WHAT IF THEY ATE THE BABY? – ⭐️⭐️⭐️⭐️ – fringe darlings Xhloe and Natasha are back!

WHAT IF THEY ATE THE BABY?

written and performed by Xhloe Rice and Natasha Roland

Kings Head Theatre, London – until 7 April 2024

https://kingsheadtheatre.com/whats-on/what-if-they-ate-the-baby

New York based multi-disciplinary performers Xhloe Rice and Natasha Roland caused a sensation at the 2022 Edinburgh Festival with their Beckett meets hoedown mini extravaganza And Then The Rodeo Burnt Down, which subsequently played a short London season last year at the Kings Head Theatre’s original home on Upper Street. Now the fearless but weirdly charming are twosome are back with their latest, this time at the NEW Kings Head and playing in rep with their acclaimed earlier show. What If They Ate The Baby? feels slightly more immediately accessible than it’s sister show perhaps but shares the same weirdly haunting mixture of unease and delight.
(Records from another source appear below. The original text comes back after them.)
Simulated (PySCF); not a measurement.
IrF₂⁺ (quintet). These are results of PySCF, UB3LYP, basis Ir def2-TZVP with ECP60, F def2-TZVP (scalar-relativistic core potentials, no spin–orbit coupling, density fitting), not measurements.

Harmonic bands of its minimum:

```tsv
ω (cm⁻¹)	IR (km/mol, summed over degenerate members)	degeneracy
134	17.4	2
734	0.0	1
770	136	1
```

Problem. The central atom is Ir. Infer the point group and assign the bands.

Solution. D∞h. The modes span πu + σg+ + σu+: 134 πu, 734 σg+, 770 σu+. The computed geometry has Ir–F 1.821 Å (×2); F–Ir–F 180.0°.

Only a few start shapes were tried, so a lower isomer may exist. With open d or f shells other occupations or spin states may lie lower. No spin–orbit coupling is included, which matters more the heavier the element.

It feels like Pinter filtered through a prism composed of pop art, commedia dell’arte and Doris Day. Rice and Roland play 1950s all American housewives, perky, poised but with clownish and queer overtones. What begins as a send-up of perfect Wisteria Lane-ish suburban lives (the returning of an empty casserole dish sparks a jagged ballet of suppressed aggression and one-upmanship) devolves into a fascinating examination of the extremes of emotion, despair and frustration that can lurk under an apparently civilised surface. It’s often laugh-out-loud funny but with edges of wildness and melancholia that trouble and intrigue.

This -the 1950s- being the era of the McCarthy witch hunts, the show also suggests life under surveillance, as the women obliquely refer to a neighbour who’s been taken away for questioning. It isn’t belaboured but it’s quietly powerful, speaking equally to our own time, a point underlined by the frenetic, jagged dances performed at intervals to contemporary(ish) hip hop and disco. It also lends a frisson of urgency to the women’s covert sexual relationship, and even intimations of cannibalism.

Roland and Rice are sensational: athletic, wry, specific, and able to turn on a dime between kookie cuteness, smiling passive aggression and what looks like genuine fear. At the outset, Roland is sweet, almost puppyish and Rice is more sassy and sophisticated but they switch up attitudes and moods with every change of lighting. They’re clowns, they’re dancers, they’re bloody good actresses and they are charming agitators with a healthily iconoclastic theatrical vision.

There are moments during the hour long performance where it’s not entirely clear what they’re getting at, and anybody who likes linear storytelling and conventional play-making might find this frustrating. Ultimately though, it’s adventurous and playful, confrontational but also deeply charming. I really liked its scattershot unruliness and moments of surprising delicacy. Highly original, and well worth a look.